The current language of the license states that, upon enactment of the license the town and Comcast Center organization will pursue an insurance policy to protect both the town and the organization as much as possible.

Town manager William Ross said that, since it is liability statute required by the state of Massachusetts, it would be a policy that only municipalities (and not private organizations or individuals) would use and therefore is a specialized market. He said it would take a time to find an insurance provider that would provide such a policy.

“Foxborough has a policy; the town buys the policy and bills the stadium for a significant portion of the cost,” Ross said.

To help pay for the insurance premium, the town will be raising the cost of a police detail for any concert to cover the insurance premiums. This means, in essence, the Comcast Center organization will be helping to pay the liability cost. The issue came up of how much that increase per detail should be.

“It heads in the right direction,” he said.

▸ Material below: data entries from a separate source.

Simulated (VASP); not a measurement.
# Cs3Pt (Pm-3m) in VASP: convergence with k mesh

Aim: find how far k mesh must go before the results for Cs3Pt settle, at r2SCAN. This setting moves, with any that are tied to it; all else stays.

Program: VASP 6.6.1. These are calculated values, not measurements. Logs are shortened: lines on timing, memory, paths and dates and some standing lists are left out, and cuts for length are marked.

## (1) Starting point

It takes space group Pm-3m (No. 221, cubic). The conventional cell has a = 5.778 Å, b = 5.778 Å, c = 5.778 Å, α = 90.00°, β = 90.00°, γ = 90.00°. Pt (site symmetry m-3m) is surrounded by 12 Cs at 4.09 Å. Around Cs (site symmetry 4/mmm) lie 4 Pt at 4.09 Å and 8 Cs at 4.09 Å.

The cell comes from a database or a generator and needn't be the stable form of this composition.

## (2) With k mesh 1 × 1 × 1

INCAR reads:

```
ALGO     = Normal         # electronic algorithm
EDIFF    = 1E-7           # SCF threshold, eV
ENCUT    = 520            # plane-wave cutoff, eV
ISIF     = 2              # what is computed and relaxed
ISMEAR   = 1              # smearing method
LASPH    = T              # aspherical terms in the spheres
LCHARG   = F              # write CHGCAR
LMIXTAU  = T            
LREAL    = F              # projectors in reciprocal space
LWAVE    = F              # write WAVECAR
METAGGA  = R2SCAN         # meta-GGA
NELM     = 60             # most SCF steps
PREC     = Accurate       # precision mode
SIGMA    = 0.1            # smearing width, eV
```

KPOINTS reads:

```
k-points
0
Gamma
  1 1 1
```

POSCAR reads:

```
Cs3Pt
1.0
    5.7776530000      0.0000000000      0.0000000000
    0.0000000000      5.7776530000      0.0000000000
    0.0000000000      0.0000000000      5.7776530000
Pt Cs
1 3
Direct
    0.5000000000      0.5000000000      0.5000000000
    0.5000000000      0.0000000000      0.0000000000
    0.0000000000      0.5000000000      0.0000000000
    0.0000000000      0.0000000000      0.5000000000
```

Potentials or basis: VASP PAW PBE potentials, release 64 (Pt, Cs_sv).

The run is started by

Montgomery said that he believes the town should retain some liability, mainly because it occurs in the town. He said that Foxborough does a similar deal with the stadium details that occur and pay three-quarters of the insurance premium by way of the police detail payments.

Selectmen George Dentino brought up the point that Mansfield may not have to issue a police detail by way of requiring the Comcast Center use private security exclusively. Montgomery said that such a force does not have police powers and cited an example in which a private security officer could only even issue a notice of trespass under a police officer’s supervision.

Montgomery said that in the 26 years of the venue’s operation, the 2004 incident has been the only such suit.

“I’ve had a thousand plumbers who’ve never had a leak until they get to my job,” Dentino said. “There is that vulnerability, and the town should protect itself from that vulnerability.”